Friday, 18 November 2016

Ready for my close-up

If you don't mind my asking, when did you last take a photograph of yourself? In other words, when was your latest selfie? I asked myself that question earlier this week and struggled to come up with an answer. After a few minutes' thought I reckoned that the last time I took a photograph of myself was last August, i.e. August 2015, i.e. (if a further 'i.e.' is allowed) 15 months ago.

That realization produced two near-simultaneous responses in me:

1. I couldn't believe it.
2. I could believe it.

Of course, I realise that we take selfies all the time: it's now second nature to point the camera at oneself and capture a pose. I realise also that I am of the generation that has come to mobile technology 'second-hand', as it were, having lived my teenage and early adult years at a time when mobile phones and even digital cameras did not exist. But now that smartphones are available to all and that 66% (and rising) of UK adults own one, my 15-month selfie no-show feels somehow odd. I can't quite believe that I don't do what so many people readily do. What don't I get about this everyday ritual? 

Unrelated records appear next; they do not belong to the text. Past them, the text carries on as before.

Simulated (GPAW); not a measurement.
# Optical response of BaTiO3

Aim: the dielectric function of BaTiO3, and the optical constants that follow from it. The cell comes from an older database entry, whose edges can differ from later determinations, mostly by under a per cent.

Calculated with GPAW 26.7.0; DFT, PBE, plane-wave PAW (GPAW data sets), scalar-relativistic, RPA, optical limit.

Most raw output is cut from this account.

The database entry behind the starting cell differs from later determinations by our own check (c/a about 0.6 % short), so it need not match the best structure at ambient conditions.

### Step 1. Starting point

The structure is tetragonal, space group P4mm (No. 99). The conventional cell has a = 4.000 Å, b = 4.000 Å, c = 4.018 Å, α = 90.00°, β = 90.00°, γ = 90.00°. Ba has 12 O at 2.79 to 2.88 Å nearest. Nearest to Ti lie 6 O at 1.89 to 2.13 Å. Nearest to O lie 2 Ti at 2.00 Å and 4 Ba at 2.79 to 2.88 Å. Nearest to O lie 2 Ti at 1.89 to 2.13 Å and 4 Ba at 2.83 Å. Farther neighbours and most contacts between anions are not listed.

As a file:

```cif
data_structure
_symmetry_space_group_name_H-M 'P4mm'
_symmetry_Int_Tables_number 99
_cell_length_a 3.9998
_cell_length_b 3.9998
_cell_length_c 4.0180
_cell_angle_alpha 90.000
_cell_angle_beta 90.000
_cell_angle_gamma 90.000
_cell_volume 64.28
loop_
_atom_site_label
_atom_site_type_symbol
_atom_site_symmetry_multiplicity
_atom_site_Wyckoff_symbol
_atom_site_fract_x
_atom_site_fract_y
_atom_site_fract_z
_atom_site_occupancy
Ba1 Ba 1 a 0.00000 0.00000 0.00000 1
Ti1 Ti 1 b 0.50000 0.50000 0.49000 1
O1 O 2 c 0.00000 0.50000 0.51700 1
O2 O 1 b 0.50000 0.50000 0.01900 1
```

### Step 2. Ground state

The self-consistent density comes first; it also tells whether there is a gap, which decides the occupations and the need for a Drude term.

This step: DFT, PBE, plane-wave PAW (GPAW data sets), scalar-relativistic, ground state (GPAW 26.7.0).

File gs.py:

But, then, perhaps I do believe it, after all. I am, by preference, a strong introvert and so tend not to feel drawn to putting myself 'out there' online or in group chats. Also, I spent the formative years of my life in the era when taking photos happened at 18th birthday parties or weddings or, perhaps, on Christmas Day. When I was a teenager, if someone came along to a party with a camera, it became something of a talking-point. Now, if someone comes along without one, it's weird. As a result, I never developed (pre-digital-photography joke, there!) the mindset that taking a photo on the spur of the moment is something that I would do.

And I do worry that I'm missing out, I really do. I don't have a smartphone full of snaps of my family and friends. And I worry that I'm the only one of my peers that doesn't. Will I regret this in five years' time? What about in ten years' time? Twenty years? And what about when it's all too late?

To end, I should own up to the fact that I don't actually have a smartphone. I did, once, for about eight months, but I found it overwhelming. I spent ridiculous amounts of time downloading apps which didn't quite live up to the hype, or occasionally taking photos which never saw the light of day. It all just felt like too much hard work. And so one day, when the battery ran out, I just didn't plug it into the charger. And I replaced it with a phone which cost me £9.99 and had no camera.

And that selfie I took 15 months ago? Well, I actually took it on an old Polaroid camera, and it was a picture of only my feet, as I walked through an ancient forest in Devon. Why I felt drawn to capture that moment, I'm not quite sure. Perhaps it was to prove, as perhaps all our selfies are, that on a particular day and at a particular time, I was here.